COURT OF APPEALS OF VIRGINIA
Present: Chief Judge Felton, Judges Humphreys and Kelsey
UNPUBLISHED
Argued by teleconference
JOSEPH WILEY
MEMORANDUM OPINION* BY
v. Record No. 1136-12-4 JUDGE D. ARTHUR KELSEY
JULY 9, 2013
COMMONWEALTH OF VIRGINIA
FROM THE CIRCUIT COURT OF ARLINGTON COUNTY
Joanne F. Alper, Judge
Helen Randolph, Assistant Public Defender (Office of the
Public Defender, on briefs), for appellant.
David M. Uberman, Assistant Attorney General (Kenneth T.
Cuccinelli, II, Attorney General, on brief), for appellee.
After the trial court revoked Joseph Wiley’s suspended sentences at his third probation
violation hearing, Wiley requested permission to “say something.” App. at 122. The trial court
explained that it had already ruled and ended the proceeding without hearing further from Wiley.

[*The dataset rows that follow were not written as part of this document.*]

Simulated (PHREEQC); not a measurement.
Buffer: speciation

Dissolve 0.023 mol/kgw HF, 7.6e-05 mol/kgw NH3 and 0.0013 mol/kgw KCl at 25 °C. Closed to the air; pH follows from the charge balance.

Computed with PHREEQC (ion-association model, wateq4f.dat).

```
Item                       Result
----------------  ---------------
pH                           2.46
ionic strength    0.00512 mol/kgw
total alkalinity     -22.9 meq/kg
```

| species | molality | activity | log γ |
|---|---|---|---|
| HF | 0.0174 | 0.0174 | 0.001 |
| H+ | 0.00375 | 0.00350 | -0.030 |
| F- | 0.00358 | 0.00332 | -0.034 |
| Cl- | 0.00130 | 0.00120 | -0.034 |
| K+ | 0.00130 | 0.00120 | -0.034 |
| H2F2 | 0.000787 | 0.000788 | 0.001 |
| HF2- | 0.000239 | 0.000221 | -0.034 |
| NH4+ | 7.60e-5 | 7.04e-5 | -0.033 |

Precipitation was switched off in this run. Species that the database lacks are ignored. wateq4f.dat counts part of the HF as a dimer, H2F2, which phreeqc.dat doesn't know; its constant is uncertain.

On appeal, Wiley contends the court violated his right to allocute. He also challenges the
imposition of his suspended sentences as an abuse of discretion. We hold the trial court erred in
neither regard.
I.
In 2007, Wiley pled guilty to felony shoplifting in violation of Code § 18.2-103 and
possession of burglary tools in violation of Code § 18.2-94. The trial court sentenced him to
concurrent terms of three years in prison, of which all but four months were suspended. Within
four months of the sentencing hearing, Wiley was again arrested for felony shoplifting from the
*
Pursuant to Code § 17.1-413, this opinion is not designated for publication.
same store he had previously been convicted of shoplifting from. In 2008, Wiley pled guilty and
the trial court sentenced him to five years with all but twelve months suspended on the new
charge. The court revoked and resuspended the previous sentences imposed in 2007.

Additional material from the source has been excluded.